From GEV to ResLogit: Spatially Correlated Discrete Choice Models for Pedestrian Movement Prediction

Imagine you are standing on a busy street corner, waiting to cross the road. A self-driving car (an AV) is approaching. In the split second before you move, your brain makes a tiny, almost automatic calculation: Do I speed up? Do I slow down? Do I step left or right?

This paper is about teaching computers to understand that split-second decision-making process, specifically how pedestrians move when interacting with self-driving cars.

Here is the breakdown of the research using simple analogies.

The Problem: The "Grid" of Choices

The researchers didn't try to predict exactly where a pedestrian's foot will land (like predicting a specific coordinate on a map). Instead, they imagined a 3x3 tic-tac-toe board floating in front of the pedestrian.

The Center: Keep walking at the same speed and direction.
The Top Row: Slow down.
The Bottom Row: Speed up.
The Left/Right Columns: Step left or right.

Every time a pedestrian moves, they are essentially picking one of these 9 squares. The challenge is that these squares are neighbors. If you pick "Step Left," it's very similar to picking "Step Left and Slow Down." They are so close that they are almost the same choice.

The Old Way: The "Rigid Nesting" Models (GEV)

For a long time, statisticians tried to solve this using "Spatial GEV" models. Think of these models as architects trying to build a house with pre-fabricated rooms.

They decided in advance: "Okay, the 'Left' square and the 'Left-Slow' square must be in the same 'room' (nest) because they are neighbors."
They built a rigid structure to force the computer to understand that these choices are related.
The Result: It worked a little bit better than doing nothing, but it was like trying to fit a round peg in a square hole. The "rooms" were too rigid. The real world is messy, and the pre-built rooms didn't quite capture how people actually make those tiny, fluid adjustments. The improvement was barely noticeable.

The New Way: The "Smart Tutor" (ResLogit)

The researchers then tried a new approach called ResLogit. Think of this not as an architect, but as a smart tutor.

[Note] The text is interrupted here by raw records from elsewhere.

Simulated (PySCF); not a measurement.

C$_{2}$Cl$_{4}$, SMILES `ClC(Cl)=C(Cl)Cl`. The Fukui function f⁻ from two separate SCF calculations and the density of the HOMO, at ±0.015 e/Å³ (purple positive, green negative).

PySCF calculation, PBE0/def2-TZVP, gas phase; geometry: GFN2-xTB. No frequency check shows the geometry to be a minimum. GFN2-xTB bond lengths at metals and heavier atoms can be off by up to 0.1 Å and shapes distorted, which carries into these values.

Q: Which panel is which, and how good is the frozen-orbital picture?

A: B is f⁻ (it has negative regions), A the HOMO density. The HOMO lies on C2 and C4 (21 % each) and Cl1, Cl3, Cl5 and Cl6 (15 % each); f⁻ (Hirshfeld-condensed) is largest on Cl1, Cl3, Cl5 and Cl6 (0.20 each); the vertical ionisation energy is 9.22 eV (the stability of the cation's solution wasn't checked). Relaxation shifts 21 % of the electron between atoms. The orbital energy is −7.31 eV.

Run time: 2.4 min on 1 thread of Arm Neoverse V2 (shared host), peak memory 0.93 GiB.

The Base Lesson: First, the tutor teaches the computer the basic rules of walking (e.g., "If a car is coming fast, slow down"; "If you are far from your destination, keep going"). This is the "Linear Utility" part—it's the human-readable logic.
The Correction: Then, the tutor looks at thousands of real-world examples and says, "Wait, the basic rules aren't perfect. When the car is this close and the pedestrian is this tired, they actually tend to do this specific weird move."
The Learning: The computer learns these tiny "corrections" automatically. It doesn't force the choices into rigid rooms; it learns that "Step Left" and "Step Left-Slow" are neighbors because it saw people make those mistakes or choices together in the data.

The Results: Why the "Smart Tutor" Won

When they tested these two approaches:

The Rigid Architect (GEV): Made very few mistakes, but mostly just guessed the most popular moves. It didn't really understand the subtle differences between the 9 squares.
The Smart Tutor (ResLogit): Got much better at predicting the right move.
- The "Safe Mistake" Analogy: If the computer guesses wrong, the "Rigid Architect" might guess you will run across the street when you actually just stepped back. That's a dangerous, big error.
- The "Smart Tutor," however, if it guesses wrong, it usually guesses a neighbor. For example, if you actually stepped "Left," the computer guessed "Left-Slow." That is a tiny, harmless error. In the world of self-driving cars, knowing you will step slightly left is much safer than not knowing at all.

The Big Takeaway

The paper proves that for high-speed, crowded situations where people make tiny, split-second adjustments, letting the computer learn the patterns from data (ResLogit) works better than forcing the computer to follow strict, pre-written rules (GEV).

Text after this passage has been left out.